The difficulty involved here is, in my view, not different from the problem for proponents of the original simple conditional analysis who try to handle the fink cases by adding a ceteris paribus clause to the antecedent of the conditional. The trick is to enable us to treat the presence of finks as a condition where other things are not being equal, and thus allow us to legitimately exclude the fink counterexamples to the conditional analysis. As Martin (1994, p. 5-6) convincingly points out, however, the idea of introducing the ceteris paribus clause is to include the set of all the events which would bring about the same effects as finks, and this simply amounts to stating that nothing happens to make it false that the disposition in question is in place. This modified simple conditional analysis is blatantly circular. It seems to me that the simple conditional analysis in Choi’s two-step approach merely transfers the circularity problem from the level of a conditional (in the second step) to the level of formulating an overtly dispositional locution (in the first step), without making a genuine progress over the original version discussed by Martin.
IV. Gundersen’s Appeal to Standard
Conditions in Subjunctive Conditionals
The basic objection to the simple conditional analysis SCA relies on an intuitive and gripping picture of the world, which is nicely expressed by Bird (2000, p. 229) as follows:
Some object might possess a disposition, and continue to have it, and also receive the appropriate stimulus, yet fail to yield the manifestation.
Bird’s explanation of this widespread phenomenon is also a natural one: antidotes (might) exist and interfere with the causal process leading to the manifestation of a disposition. Gundersen (2002) examines several ways of construing and defending Bird’s antidote counterexamples to SCA, and argues that none of them works. Below I shall focus on one of these lines of argument, and show why I think Gundersen does not make a compelling case for the defense of SCA.

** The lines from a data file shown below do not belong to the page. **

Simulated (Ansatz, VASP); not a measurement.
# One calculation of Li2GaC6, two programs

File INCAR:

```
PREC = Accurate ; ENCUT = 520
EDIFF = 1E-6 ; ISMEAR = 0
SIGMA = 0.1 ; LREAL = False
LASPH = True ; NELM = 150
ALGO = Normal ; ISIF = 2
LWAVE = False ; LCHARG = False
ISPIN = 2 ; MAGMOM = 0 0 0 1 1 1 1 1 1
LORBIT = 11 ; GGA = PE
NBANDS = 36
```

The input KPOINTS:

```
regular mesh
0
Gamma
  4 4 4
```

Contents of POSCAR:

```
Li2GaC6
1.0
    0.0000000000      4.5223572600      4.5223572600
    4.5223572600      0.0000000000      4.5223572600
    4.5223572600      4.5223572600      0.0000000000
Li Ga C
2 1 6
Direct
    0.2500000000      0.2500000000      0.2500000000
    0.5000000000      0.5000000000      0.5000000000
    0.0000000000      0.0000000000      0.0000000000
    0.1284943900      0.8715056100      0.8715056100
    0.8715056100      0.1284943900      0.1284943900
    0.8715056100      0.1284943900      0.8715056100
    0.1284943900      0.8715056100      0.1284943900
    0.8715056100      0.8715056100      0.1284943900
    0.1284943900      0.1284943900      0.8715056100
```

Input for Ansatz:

Gundersen first points out that Bird’s antidote counterexamples can be given a modalized reading, as suggested by Bird’s own expressions:
The state of the world we are interested in is one described, albeit incompletely, in my illustrative story. It is one that includes among other things the context of the boron rods being lowered and the presence of the relevant stimulus for [the pile’s disposition to chain react]. I shall call this state w. It is sufficient for a counter-example to the conditional analysis to show that w is possible, where it is the case that in w, [Fx] is true and m is false. It is agreed that in w, [Fx] and [- m if the boron rods are lowered]. Since, as just remarked, w includes the context [of the boron rods being lowered], it follows that in w, [- m]. (Bird, 2000, p. 232; c.f. Gundersen, 2002, p. 400)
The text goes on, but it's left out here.